Usability testing in Open Source software

I was interested to learn about betterdesktop.org on /. If you have never seen usability testing before, it is well worth going and downloading the videos.

The basic idea behind usability testing is simple, without any guidance from you or anyone else, ask someone to perform a task with the software being tested, and record it on video, along with asking them to provide a running verbal commentary about what they are doing or trying to do.

Most software developers, in this situation, have a very strong urge to say “no, not like that, like this!” when watching such a test – seeing failures as the fault of the subject, rather than that of the UI design. This emphasises why it is so important that the subject receives no guidance, since typical users won’t have a developer standing over their shoulder to show them how to use the software.

Most open source software is notoriously difficult to use. Some apologists claim that it isn’t any more difficult than commercial software like Windows, its just that people are used to Windows. I am afraid that such apologists are kidding themselves.

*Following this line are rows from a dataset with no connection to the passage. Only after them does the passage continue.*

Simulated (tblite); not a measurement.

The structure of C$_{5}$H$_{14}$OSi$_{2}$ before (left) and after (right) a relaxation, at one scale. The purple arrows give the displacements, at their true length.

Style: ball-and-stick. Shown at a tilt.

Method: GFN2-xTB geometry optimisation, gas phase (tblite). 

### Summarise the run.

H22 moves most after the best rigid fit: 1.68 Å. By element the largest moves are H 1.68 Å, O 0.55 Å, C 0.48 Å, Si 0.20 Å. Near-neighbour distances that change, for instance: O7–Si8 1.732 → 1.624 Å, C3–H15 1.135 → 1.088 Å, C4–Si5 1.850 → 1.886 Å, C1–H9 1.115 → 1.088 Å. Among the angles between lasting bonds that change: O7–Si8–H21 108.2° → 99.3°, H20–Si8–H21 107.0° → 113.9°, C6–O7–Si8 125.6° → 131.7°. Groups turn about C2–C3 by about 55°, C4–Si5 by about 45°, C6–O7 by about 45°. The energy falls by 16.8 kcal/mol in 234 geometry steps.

The BetterDesktop project is a laudable effort to address this with Linux desktop software. Unfortunately it took a well funded company like Novel to pay for this, it would be nice if usability testing could be performed in the same distributed voluntary spirit as open source.

One possible solution to this would be an open source app which allowed people to easily set up usability tests remotely. This app might record a video of the user’s screen, while also recording what the user is saying. The app could support simple instant messaging functionality so that the tester could interact with the subject in a limited way. I guess I will put this on my todo list, which means I will probably implement it somewhere around 2125AD.